Between Sunday, September 14 and Friday, September 19th, the IFP Market marked its 30th anniversary with a new name and a six day celebration filled with tons of valuable industry information and new and exciting film projects.

The newly christened INDEPENDENT FILM WEEK (IFW) is the United States’s biggest and most established film market for developing projects seeking patrons and producers. In addition to changing its name, the IFW also moved from the elegant Puck Building (which housed the CONFERENCE) and Angelika Film Center (where all film presentations and screenings were held), to the centrally located FASHION INSTITUTE OF TECHNOLOGY (FIT).


This year, PROJECT FORUM selected 156 such works seeking funding, production partners or presenters and presented them to the national and international film industry. There were
– 43 scripts looking for a producer and financing
– 37 international projects seeking co-production partners and76 documentaries in various stages of production looking for financial supporters , festival invitations, pre-sales or production partners.

An advantage many documentaries have over any narrative feature is that some material is already available to give a first idea of what the film will be about, the subjects that will be included and the direction the film will take. So each of the 76 selected documentary filmmakers presented a trailer, talked about their project and engaged with the audience in a short q&a within a 30 minute time slot.

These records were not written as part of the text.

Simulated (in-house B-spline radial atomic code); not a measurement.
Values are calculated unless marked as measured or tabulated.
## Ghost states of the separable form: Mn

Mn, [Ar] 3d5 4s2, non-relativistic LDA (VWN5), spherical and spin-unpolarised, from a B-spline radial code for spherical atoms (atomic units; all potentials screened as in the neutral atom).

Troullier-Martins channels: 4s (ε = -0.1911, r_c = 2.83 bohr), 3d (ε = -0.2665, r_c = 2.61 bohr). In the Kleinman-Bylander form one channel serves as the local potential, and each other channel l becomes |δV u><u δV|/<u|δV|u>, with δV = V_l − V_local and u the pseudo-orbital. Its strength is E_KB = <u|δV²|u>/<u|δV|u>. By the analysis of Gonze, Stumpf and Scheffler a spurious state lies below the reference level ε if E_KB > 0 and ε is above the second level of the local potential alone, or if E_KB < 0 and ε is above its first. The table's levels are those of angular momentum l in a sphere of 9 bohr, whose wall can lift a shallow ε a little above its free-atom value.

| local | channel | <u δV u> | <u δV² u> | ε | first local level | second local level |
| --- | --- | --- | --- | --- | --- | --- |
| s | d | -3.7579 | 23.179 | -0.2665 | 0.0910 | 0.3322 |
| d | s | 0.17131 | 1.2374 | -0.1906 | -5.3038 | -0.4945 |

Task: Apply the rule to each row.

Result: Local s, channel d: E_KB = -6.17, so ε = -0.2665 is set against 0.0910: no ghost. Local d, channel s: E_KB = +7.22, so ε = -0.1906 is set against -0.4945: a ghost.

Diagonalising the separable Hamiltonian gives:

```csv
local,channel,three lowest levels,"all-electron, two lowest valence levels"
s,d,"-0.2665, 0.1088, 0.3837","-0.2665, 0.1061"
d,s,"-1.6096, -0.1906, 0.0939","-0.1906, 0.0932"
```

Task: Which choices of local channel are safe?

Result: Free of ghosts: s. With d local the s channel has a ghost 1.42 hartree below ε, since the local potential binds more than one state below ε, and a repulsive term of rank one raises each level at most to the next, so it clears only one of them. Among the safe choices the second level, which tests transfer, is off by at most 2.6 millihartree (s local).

With the change of location, the trailer presentations and screenings were no longer held in a regular cinema, but in what are called MICRO CINEMAS, converted lecture rooms equipped with a large high-quality monitor. I personally much preferred this setting to the old one. Each of the three micro cinemas fit around 20 people and the screenings I attended were all full to capacity.. Compared to 20 people sparsely scattered throughout a dark 100 seat cinema, which creates an empty feeling, the micro cinema screenings had lots of energy and offered a personal atmosphere that invited the audience to engage in a dialog with the filmmaker. And as these were all works in progress, showing them on a smaller screen was also much more appropriate for a film that was not yet fully edited, color corrected, or mixed

The following are some of the documentary projects that came to my attention and I thought noteworthy.

BETTIE PAGE REVEALES ALL, is a work-in-progress by award-winning filmmaker Mark Mori about the life and times of pin-up legend Bettie Page. Although her career was short, she was extremely productive between 1952 and 1957 and her image continues to inspire and influence fashion, pop-art, film, and photography to this day.  Most remarkable is that Mori is the first filmmaker to secure the full collaboration of Bettie Page – who no longer allows her image to be photographed, but agreed to allow Mori to interview her at length for his documentary.

At SPOTLIGHT ON DOCUMENTARY, Mori presented a 20 minute assembly of contemporary interviews and audio recordings, exceptional archival material and plenty of Bettie Page photographs, offering a glimpse at what the final film will look like. Besides being the portrait of an exceptionally progressive cultural icon, the documentary will also discuss the importance of her work in the context of the socio-political climate of the 50’s.

During IFW Mori was looking for national as well as international patrons , pre-sales and co-production partners. When asked about his experience at the market, Mori responded: “The market opened exciting, new opportunities for finishing funds and distribution for me. I was very gratified by the response to my film. One distributor told me it was her favorite project in the market and a financier/producer said I had the best marketing of any project he saw there.” In the days prior to his film presentation, Mori had been wearing a Bettie Page T-shirt featuring art work from his film, which clearly helped to raise awareness of his film.

Filmmaker David Van Taylor presented his latest feature length documentary ADVISE AND DISSENT. With unique access to Senators Specter and Leahy, chairmen and ranking members of the Senate’s Judiciary committee, Van Taylor captured the past three Supreme Court nomination processes of Chief Justice John G. Roberts, as well as Associate Justices Harriet E. Miers and Samuel A. Alito. Besides offering behind-the-scenes insight into the workings of Washington, the film also draws attention to the current state of democracy, exemplified in the present and possible future tendencies of the Supreme Court.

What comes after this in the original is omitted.